Lecture 9: Multiple regression

Economics 326 — Introduction to Econometrics II

Vadim Marmer, UBC

Why we need a multiple regression model

There are many factors affecting the outcome variable Y.
If we want to estimate the marginal effect of one of the factors (regressors), we need to control for other factors.
Suppose that we are interested in the effect of X_{1} on Y, but Y is affected by both X_{1} and X_{2}:

Y_{i}=\beta _{0}+\beta _{1}X_{1,i}+\beta _{2}X_{2,i}+U_{i}.
Suppose we regress Y only on X_{1}:

\hat{\beta}_{1}=\frac{\sum_{i=1}^{n}\left( X_{1,i}-\bar{X}_{1}\right) Y_{i}}{\sum_{i=1}^{n}\left( X_{1,i}-\bar{X}_{1}\right) ^{2}}.
Since Y depends on X_{2} as well,

\begin{aligned} \hat{\beta}_{1} &=\frac{\sum_{i=1}^{n}\left( X_{1,i}-\bar{X}_{1}\right) \left( \beta _{0}+\beta _{1}X_{1,i}+\beta _{2}X_{2,i}+U_{i}\right) }{\sum_{i=1}^{n}\left( X_{1,i}-\bar{X}_{1}\right) ^{2}} \\ &=\beta _{1}+\beta _{2}\frac{\sum_{i=1}^{n}\left( X_{1,i}-\bar{X}_{1}\right) X_{2,i}}{\sum_{i=1}^{n}\left( X_{1,i}-\bar{X}_{1}\right) ^{2}}+\frac{\sum_{i=1}^{n}\left( X_{1,i}-\bar{X}_{1}\right) U_{i}}{\sum_{i=1}^{n}\left( X_{1,i}-\bar{X}_{1}\right) ^{2}}. \end{aligned}
Assume that \mathrm{E}\left[U_{i} \mid \mathbf{X}\right] = 0, where \mathbf{X} = \{(X_{1,i}, X_{2,i}): i = 1, \ldots, n\}. Then:

\mathrm{E}\left[\hat{\beta}_{1} \mid \mathbf{X}\right] =\beta _{1}+\beta _{2}\frac{\sum_{i=1}^{n}\left( X_{1,i}-\bar{X}_{1}\right) X_{2,i}}{\sum_{i=1}^{n}\left( X_{1,i}-\bar{X}_{1}\right) ^{2}}\neq \beta _{1}.
This bias is called omitted variable bias because it arises from omitting X_{2} from the regression.
The exception (no omitted variable bias) is when X_{1} and X_{2} are “orthogonal”:

\sum_{i=1}^{n}\left( X_{1,i}-\bar{X}_{1}\right) X_{2,i}=0.

Omitted variable bias

When the true model is

Y_{i}=\beta _{0}+\beta _{1}X_{1,i}+\beta _{2}X_{2,i}+U_{i},

but we regress Y only on X_{1},

Y_{i}=\beta _{0}+\beta _{1}X_{1,i}+V_{i},

where V_{i} is the new error term:

V_{i}=\beta _{2}X_{2,i}+U_{i}.
If X_{1} and X_{2} are related, we can no longer say that \mathrm{E}\left[V_{i} \mid X_{1,i}\right] = 0.
When X_{1} changes, X_{2} changes as well, which contaminates estimation of the effect of X_{1} on Y.
As a result, \hat{\beta}_{1} from the regression of Y on X_{1} alone is biased.

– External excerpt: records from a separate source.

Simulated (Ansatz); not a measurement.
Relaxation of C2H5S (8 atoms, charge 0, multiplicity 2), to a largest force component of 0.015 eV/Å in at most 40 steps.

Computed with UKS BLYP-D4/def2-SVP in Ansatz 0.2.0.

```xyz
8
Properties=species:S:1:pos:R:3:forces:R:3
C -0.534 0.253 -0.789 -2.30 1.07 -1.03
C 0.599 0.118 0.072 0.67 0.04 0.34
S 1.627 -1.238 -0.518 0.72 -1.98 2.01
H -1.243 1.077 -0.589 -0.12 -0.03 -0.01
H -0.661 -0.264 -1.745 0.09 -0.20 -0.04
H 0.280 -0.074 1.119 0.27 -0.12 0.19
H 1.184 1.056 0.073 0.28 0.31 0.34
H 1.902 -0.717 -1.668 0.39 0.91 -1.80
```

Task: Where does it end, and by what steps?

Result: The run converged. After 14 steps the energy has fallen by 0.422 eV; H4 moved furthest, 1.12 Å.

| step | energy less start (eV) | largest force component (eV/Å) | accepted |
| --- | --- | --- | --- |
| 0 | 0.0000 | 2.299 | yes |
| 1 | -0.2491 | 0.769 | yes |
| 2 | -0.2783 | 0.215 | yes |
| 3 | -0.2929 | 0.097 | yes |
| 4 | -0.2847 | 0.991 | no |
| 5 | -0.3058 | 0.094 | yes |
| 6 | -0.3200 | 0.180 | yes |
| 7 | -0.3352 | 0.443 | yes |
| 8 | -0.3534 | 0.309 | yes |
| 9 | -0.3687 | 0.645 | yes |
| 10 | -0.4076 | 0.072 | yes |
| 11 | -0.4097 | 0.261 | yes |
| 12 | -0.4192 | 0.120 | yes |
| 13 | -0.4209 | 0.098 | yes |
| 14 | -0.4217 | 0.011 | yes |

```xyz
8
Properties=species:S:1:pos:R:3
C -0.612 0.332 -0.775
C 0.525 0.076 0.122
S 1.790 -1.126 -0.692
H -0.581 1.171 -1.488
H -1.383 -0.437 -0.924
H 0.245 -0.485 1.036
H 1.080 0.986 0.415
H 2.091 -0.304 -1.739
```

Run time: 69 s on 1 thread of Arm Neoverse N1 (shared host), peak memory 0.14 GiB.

Multiple linear regression model

The econometrician observes the data: \left\{ \left( Y_{i},X_{1,i},X_{2,i},\ldots ,X_{k,i}\right) :i=1,\ldots ,n\right\} .
The model:

\begin{aligned} &Y_{i}=\beta _{0}+\beta _{1}X_{1,i}+\beta _{2}X_{2,i}+\ldots +\beta _{k}X_{k,i}+U_{i}, \\ &\mathrm{E}\left[U_{i} \mid \mathbf{X}\right] = 0. \end{aligned}
In the general model, \mathbf{X} denotes the full collection of regressors \{X_{j,i}: j=1,\ldots,k;\; i=1,\ldots,n\}.
We also assume no multicollinearity: None of the regressors is constant, and there are no exact linear relationships among the regressors.

Interpretation of the coefficients

Y_{i}=\beta _{0}+\beta _{1}X_{1,i}+\beta _{2}X_{2,i}+\ldots +\beta _{k}X_{k,i}+U_{i}.

\beta _{j} is a partial (marginal) effect of X_{j} on Y:

\beta _{j}=\frac{\partial Y_{i}}{\partial X_{j,i}}.
For example, \beta _{1} is the effect of X_{1} on Y while holding the other regressors constant (or controlling for X_{2},\ldots ,X_{k}).

\Delta Y=\beta _{0}+\beta _{1}\Delta X_{1}+\beta _{2}X_{2}+\ldots +\beta _{k}X_{k}+U.
In data, the values of all regressors usually change from observation to observation. If we do not control for other factors, we cannot identify the effect of X_{1}.

Changing more than one regressor simultaneously

There are cases when we want to change more than one regressor at the same time to find an effect on Y.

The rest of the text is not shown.